First, we should bring the base system up to date:

# dnf update

Reboot to take effect. Next, we should freeze the Linux kernel upgrade (unless you want to break CUDA). Edit /etc/yum.conf and append the exclude directive under [main] section:

[main] ... exclude=kernel*

We can re-enable the kernel upgrade when necessary, but remember that whenever the kernel is updated, CUDA driver kernel modules must be recompiled (or you must re-install CUDA).

Install some essential dependencies:

# dnf install kernel-devel kernel-headers tar gcc gcc-c++ make elfutils-libelf-devel bzip2 pciutils wget

We also need to disable the open-source nouveau driver that comes with CentOS. Edit /etc/default/grub and append the following to GRUB_CMDLINE_LINUX:

rd.driver.blacklist=nouveau nouveau.modeset=0

Generate a new grub configuration to include the above changes:

# grub2-mkconfig -o /boot/grub2/grub.cfg

Edit/create /etc/modprobe.d/blacklist.conf and append:

blacklist nouveau

Back up your old initramfs and then build a new one:

# mv /boot/initramfs-$(uname -r).img /boot/initramfs-$(uname -r)-nouveau.img # dracut /boot/initramfs-$(uname -r).img $(uname -r)

Reboot to take effect.

Finally, follow the instructions from Nvidia to install CUDA (both the drivers and the toolkit).
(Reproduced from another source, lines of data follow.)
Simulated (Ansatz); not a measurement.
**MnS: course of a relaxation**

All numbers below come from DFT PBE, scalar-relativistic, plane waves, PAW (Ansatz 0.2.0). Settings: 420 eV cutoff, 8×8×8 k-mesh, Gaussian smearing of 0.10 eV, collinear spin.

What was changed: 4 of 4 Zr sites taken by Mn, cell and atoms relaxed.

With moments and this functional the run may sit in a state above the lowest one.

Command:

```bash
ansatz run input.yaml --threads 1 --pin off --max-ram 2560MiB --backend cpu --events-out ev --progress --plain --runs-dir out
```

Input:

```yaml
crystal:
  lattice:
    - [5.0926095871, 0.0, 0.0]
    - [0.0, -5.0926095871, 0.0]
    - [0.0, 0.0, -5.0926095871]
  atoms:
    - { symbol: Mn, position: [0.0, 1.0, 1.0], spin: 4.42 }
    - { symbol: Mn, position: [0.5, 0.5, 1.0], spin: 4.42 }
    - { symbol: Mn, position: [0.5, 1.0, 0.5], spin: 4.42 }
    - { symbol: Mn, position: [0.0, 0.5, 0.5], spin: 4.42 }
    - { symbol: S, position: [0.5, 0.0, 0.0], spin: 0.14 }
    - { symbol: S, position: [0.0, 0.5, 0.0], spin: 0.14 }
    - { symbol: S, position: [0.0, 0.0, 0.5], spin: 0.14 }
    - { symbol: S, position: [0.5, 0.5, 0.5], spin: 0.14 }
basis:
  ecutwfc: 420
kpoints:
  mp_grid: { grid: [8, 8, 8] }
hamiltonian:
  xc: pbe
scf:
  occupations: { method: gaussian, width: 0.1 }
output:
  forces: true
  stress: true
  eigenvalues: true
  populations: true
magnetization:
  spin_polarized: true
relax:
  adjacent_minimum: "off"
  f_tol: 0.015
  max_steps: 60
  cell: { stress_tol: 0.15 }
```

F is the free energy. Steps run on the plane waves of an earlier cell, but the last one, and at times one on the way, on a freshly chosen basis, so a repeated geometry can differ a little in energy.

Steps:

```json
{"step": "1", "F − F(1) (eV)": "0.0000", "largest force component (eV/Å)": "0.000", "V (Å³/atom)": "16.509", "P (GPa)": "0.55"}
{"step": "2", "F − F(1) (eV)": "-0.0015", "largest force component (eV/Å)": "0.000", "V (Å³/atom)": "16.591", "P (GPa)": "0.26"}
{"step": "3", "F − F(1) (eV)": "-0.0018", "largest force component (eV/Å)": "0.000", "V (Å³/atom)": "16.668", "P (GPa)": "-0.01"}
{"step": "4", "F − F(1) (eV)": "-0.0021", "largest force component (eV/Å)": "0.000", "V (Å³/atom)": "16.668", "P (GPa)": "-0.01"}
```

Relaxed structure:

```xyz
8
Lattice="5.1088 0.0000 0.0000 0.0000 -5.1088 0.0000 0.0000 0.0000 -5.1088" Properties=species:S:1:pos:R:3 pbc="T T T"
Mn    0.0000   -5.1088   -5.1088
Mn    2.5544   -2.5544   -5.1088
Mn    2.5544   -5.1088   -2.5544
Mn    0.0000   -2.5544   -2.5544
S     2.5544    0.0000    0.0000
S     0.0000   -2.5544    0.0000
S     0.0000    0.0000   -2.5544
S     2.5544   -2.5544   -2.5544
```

Nvidia’s Persistence Mode is essential inside VMs, which resolves certain performance issues related to CUDA initialization. This only needs to be done once after every system reboot:

# for i in 0 1; do nvidia-smi -i $i -pm ENABLED; done

Note that this solution will be eventually deprecated in favor the Persistence Daemon. Please follow the latest official Nvidia instructions to enable Persistence Mode.